The Waterloo Hotel in Blackpool was once again the centre of the bowling world as many of the game’s best players gathered at the sun bathed iconic venue for the Spring Waterloo final day.
The 2018 autumn Co-op Funeralcare Waterloo Handicap winner Wayne Ditchfield was attempting to add the Spring Waterloo title to his already bulging trophy cabinet and Mike Leach who won the event so impressively last year was looking to defend his crown and make it a hat-trick of wins having first won the event in 1994.
Gary Ellis, the winner of six Waterloo titles including the Spring in 2010 was the bookie’s favourite but he fell at the first hurdle to Yorkshire’s 2014 BCGBA Senior Merit Champion Ashley Daykin. Ian Nicholson beat Graeme Wilson in a top pedigree first round tie and there was a notable win for Mark Parry (Llanwrst) who defeated South Yorkshire’s former autumn Waterloo finalist Chris Brown.
The second round saw Glynn Cookson halt Mike Leach’s bid for glory, former junior waterloo winner Chris Barton take out Ian Nicholson, and Andy Hughes overcome the fancied Leighton Roberts in an all Wrexham tie. The soon to be finalists Wayne Ditchfield and Kevan Shaw progressed at the expense of Kevin Boon and Ashley Daykin respectively.
In the quarter finals Ditchfield despatched Barton 21-16, and Cumbria’s Martin Gilpin overcame Glynn Cookson 21-18 in a game of green experts. Andy Hughes maintained his good form with a 21-18 win over Bradford’s Stuart King and Kevan Shaw recovered from a 12-5 deficit to win by the narrowest of margins 21 20 against Preston’s Brian Morgan.
The Semi Finals were next. The first game on the green between Wayne Ditchfield and Martin Gilpin was expected to be close and it lived up to its billing with Wayne edging it 21-19. The green had played difficult all day and Wayne acknowledged that he struggled with the pace throughout the game. The other semi-final saw Kevan Shaw recover from a slow start to beat Wrexham’s Andy Hughes 21-16 and set up a final between two very experienced players on the Waterloo.
The finalists were looking to add their names to a roll of honour dating back to 1977 when Chadderton’s Stewart Buckley claimed the inaugural Spring Waterloo title. Since then and particularly in recent years the venue has been through uncertain times. When Greenall Whitley, the brewery who managed the Waterloo through the glory years, pulled out, the venue survived thanks to the hard work of successive bowls managers, volunteers and through personal investment. All the people involved worked tirelessly to keep the game’s legendary venue alive. The recognition of this effort and the prestige of winning a Waterloo title was underlined by the quality of today’s field.
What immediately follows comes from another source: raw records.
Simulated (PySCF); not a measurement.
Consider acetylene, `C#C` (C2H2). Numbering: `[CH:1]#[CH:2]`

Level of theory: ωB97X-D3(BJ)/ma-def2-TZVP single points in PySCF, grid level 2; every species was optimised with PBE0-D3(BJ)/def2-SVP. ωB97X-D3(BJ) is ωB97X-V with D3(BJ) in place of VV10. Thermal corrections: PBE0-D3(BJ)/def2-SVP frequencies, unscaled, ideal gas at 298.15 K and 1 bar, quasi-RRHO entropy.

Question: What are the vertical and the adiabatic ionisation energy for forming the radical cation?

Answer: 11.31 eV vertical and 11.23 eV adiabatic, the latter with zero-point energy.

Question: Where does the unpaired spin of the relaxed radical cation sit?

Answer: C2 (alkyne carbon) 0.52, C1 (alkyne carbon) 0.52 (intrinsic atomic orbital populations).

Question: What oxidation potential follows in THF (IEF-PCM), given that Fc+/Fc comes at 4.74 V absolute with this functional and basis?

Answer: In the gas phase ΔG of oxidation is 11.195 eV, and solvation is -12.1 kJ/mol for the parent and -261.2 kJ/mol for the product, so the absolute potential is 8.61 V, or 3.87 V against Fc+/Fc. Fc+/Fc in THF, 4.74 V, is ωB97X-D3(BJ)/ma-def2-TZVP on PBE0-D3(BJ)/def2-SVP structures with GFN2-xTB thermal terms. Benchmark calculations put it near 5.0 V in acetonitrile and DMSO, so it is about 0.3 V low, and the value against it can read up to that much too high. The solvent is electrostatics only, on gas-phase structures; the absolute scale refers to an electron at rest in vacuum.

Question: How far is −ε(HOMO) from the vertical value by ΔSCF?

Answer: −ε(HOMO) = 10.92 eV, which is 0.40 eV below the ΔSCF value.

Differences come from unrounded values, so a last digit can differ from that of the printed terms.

Onto the final and a match between last year’s ITV4 broadcasted Autumn Waterloo winner and treble junior Waterloo winner Wayne Ditchfield of Eccleston and Kevan Shaw of Westhoughton, the losing finalist to Mike Leach in 1994 and losing 2005 autumn Waterloo finalist to John Bailey in a game delayed by TV coverage that almost finished in the dark. Wayne had won the North Lancs and Fylde merit the day before and Kev was bringing some good form and an unbeaten start to his league season into what proved to be an enthralling final.
Kevan got off to the better start which really was the difference in the game as Wayne never had a run with the block. He steadily pulled away to lead 19-12 and despite a late rally from Wayne finally got his name on a Waterloo trophy with a well deserved 21-15 win.
Kevan was delighted to lay the bogey of those two 21-20 final defeats to rest and add his name to the history of the Waterloo.
He said “It was fantastic that my parents were there to enjoy the day. My dad (Ken) will now be able to talk to his mates about a Waterloo win rather than a hard luck story”
Kevan now claims a place in the season ending Champion of Champions, which is played in front of the biggest crowd in the game, again at the famous Waterloo.